5-year Evolution of Ele.me’s Transaction System — Part 4

12 min readNov 19, 2020

Step up the digitalization of your business with Alibaba Cloud 2020 Double 11 Big Sale! Get new user coupons and explore over 16 free trials, 30+ bestselling products, and 6+ solutions for all your needs!

By Wanqing

The several benefits of this project were obvious. We had done a lot to optimize the design and improve risk prevention. We needed to integrate fault drills into the acceptance process. Fault drills allow us to find minor errors or design defects in advance.

Certainly, we also made some mistakes. A compensation pipeline, which was rarely used in normal times, failed due to our attacks. We later found that this potential risk was caused by a certain change. I felt that fault drills were worth performing. After all, no one can guarantee that an accident due to a certain fault would not be serious.

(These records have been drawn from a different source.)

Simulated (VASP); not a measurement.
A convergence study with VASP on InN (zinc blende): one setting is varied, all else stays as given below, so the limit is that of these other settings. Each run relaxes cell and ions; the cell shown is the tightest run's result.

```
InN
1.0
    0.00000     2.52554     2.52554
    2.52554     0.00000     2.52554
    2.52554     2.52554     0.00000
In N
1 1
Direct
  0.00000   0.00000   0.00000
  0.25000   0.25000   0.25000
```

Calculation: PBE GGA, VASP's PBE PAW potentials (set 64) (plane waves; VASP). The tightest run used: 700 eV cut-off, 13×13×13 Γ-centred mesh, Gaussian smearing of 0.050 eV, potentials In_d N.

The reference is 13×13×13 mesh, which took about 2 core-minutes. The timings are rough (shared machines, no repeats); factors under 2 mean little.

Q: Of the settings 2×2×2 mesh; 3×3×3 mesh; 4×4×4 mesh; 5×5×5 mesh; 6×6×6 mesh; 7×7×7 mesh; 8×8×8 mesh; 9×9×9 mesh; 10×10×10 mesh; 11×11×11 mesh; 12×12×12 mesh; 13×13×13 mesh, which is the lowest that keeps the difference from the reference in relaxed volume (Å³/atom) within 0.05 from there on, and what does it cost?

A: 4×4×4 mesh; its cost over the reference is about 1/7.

In addition to the benefits for the system, the project also benefited the staff. For example, after participating in this project, test developers and R&D engineers became proficient in using our trace and log systems and gained a more thorough understanding of our SOA framework. Actually, many of the potential risks and root causes were found by the test developers through persistent testing. Certainly, highly capable QA personnel were also very important. It was equally important to improve the capabilities of QA personnel.

Of course, in addition to the work of the test team, we also insisted on carrying out unit tests. The code line coverage sat between 80% and 90% for a long time in 2016.

As data volumes grew, we encountered a series of problems.

Improvements on Redis

Usage Governance

At the beginning of 2016, the performance was mainly restricted by databases. As mentioned above, we implemented database and table sharding to mitigate this bottleneck. By June 2016, our major concern had shifted to Redis. At that time, Zabbix could only monitor the operating status of the machines and therefore was phased out. The SRE team set up a more efficient machine metric collection system to directly read data from Linux. However, the overall operating status of Redis was still completely a black box.

Ele.me also encountered a lot of problems with Twemproxy and CODIS. At that time, redis-cluster was not widely used in the industry. Therefore, we developed a Redis proxy, corvus, that reported various metrics, allowing us to monitor the memory, connections, hit rate, the number of keys, and transmitted data of Redis. This proxy was launched just in time to replace Twemproxy, marking a turnaround in Redis governance.

Corvus Redis Proxy

We participated in this migration and received a real shock.

At that time, we used Redis for three main purposes: (1) caching data, such as tables and APIs; (2) deploying distributed locks, which were used to prevent concurrent read and write operations in certain scenarios; (3) and generating serial numbers for merchants. The code had been written several years ago.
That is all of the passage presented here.